The possessive claim in the title “Guillermo del Toro’s Pinocchio” is a gutsy one. There’s confidence — some would even say arrogance — in filming an oft-told story at least as old as the hills, and suddenly branding it as your own: Even two auteurs as ballsy as Francis Ford Coppola and Baz Luhrmann didn’t slap their own names on “Bram Stoker’s Dracula” and “William Shakespeare’s Romeo + Juliet,” respectively. Still, you can hardly blame del Toro’s stop-motion spin on Carlo Collodi’s 19th-century chestnut “The Adventures of Pinocchio” for wanting to advertise its distinguishing vision up top: After umpteen tellings of the wooden-boy tale, and coming on the heels of Robert Zemeckis’ wretched Disney remake, Netflix’s rival adaptation has to announce itself as something different. That it is; it’s often delightful too.

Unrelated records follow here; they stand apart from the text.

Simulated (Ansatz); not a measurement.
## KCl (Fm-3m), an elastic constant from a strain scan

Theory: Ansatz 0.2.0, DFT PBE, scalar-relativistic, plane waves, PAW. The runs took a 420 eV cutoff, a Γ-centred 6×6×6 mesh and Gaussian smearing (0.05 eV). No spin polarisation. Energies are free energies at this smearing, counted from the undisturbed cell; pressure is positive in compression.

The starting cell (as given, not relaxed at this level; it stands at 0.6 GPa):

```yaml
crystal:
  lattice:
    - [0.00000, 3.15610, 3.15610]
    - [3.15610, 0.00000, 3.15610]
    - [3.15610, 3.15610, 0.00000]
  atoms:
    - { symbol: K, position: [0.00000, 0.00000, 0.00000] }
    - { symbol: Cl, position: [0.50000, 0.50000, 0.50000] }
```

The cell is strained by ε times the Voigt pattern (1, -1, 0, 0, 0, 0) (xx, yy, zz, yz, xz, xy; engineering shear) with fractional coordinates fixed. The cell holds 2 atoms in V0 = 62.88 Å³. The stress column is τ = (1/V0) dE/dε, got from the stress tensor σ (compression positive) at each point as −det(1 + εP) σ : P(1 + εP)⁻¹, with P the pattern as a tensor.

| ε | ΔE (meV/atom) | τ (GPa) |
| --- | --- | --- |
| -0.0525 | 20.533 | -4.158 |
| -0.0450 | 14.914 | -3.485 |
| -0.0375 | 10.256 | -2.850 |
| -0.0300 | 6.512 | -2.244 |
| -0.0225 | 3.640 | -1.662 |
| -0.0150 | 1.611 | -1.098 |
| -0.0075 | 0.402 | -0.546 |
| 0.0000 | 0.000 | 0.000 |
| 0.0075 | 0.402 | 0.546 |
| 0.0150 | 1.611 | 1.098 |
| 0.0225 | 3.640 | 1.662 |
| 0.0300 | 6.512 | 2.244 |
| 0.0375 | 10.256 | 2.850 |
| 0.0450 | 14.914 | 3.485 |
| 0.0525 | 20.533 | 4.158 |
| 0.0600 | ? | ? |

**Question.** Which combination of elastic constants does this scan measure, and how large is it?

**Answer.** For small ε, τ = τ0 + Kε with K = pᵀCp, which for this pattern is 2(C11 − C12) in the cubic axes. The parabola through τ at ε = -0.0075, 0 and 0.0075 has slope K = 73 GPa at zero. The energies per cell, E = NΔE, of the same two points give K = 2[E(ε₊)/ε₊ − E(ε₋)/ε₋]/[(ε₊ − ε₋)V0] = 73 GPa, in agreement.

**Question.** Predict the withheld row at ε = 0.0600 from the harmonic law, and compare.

There’s a reason why Collodi’s story keeps getting recycled, of course: It’s a great and unusual one, a moral-bearing Tuscan folk tale that transcends the tradition of its form with delirious surrealism and a perverse streak of wit. So delirious and so perverse, in fact, that it’s rarely been very faithfully adapted, with Disney’s gentler 1940 interpretation — most notable for giving the original tale’s reckless, selfish title character a far more likable makeover — becoming canonical in many children’s imaginations.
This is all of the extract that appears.